A barnburner of a motion picture that mainlines heart-in-mouth excitement and tug-at-the-heart emotion, “Ford v Ferrari” is made the way Hollywood used to make them, a glorious throwback that combines a smart modern sensibility with the best of traditional storytelling.
As can be guessed by the title, this is a film about fast cars and the men who want to make them faster. But “Ford v Ferrari” has virtues well beyond immersive racing footage, offering humor, passion, strong personalities and stronger conflicts plus sterling acting by stars Matt Damon and Christian Bale and a tip-top supporting cast.

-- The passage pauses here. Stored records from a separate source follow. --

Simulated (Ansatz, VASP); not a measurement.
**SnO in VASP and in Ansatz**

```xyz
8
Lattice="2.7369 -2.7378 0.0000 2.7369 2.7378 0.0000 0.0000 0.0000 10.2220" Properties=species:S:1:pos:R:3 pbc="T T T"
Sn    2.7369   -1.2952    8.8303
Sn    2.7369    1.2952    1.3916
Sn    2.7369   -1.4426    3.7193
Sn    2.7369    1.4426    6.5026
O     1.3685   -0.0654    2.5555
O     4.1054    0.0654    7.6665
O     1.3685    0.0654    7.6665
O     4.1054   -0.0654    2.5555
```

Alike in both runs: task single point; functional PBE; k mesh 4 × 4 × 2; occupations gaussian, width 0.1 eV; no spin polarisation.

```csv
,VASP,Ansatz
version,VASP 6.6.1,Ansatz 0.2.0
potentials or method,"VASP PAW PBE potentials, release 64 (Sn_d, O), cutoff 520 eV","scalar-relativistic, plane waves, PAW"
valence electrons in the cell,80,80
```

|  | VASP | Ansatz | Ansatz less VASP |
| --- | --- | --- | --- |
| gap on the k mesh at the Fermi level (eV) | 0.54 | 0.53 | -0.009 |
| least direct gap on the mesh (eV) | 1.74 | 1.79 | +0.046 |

The story is based on a real-life quest that united a trio of unlikely, often antagonistic allies — corporate titan Henry Ford II, former driver and legendary car designer Carroll Shelby and expert but irascible racer Ken Miles — in what seemed an impossible quest: taking one of the world’s great driving titles, Le Mans’ Grand Prix of Endurance, away from an arrogant Ferrari racing team that held everyone else, but especially Ford, in withering contempt.
Orchestrating the elements in a career-defining effort is director James Mangold, a gifted filmmaker whose special skill is his instinct for creating involving drama without pushing too hard. Mangold has made any number of successful films, including “Walk the Line,” “Logan” and “3:10 to Yuma,” all testimony to a belief in character-driven stories in which drama and action classically reinforce each other.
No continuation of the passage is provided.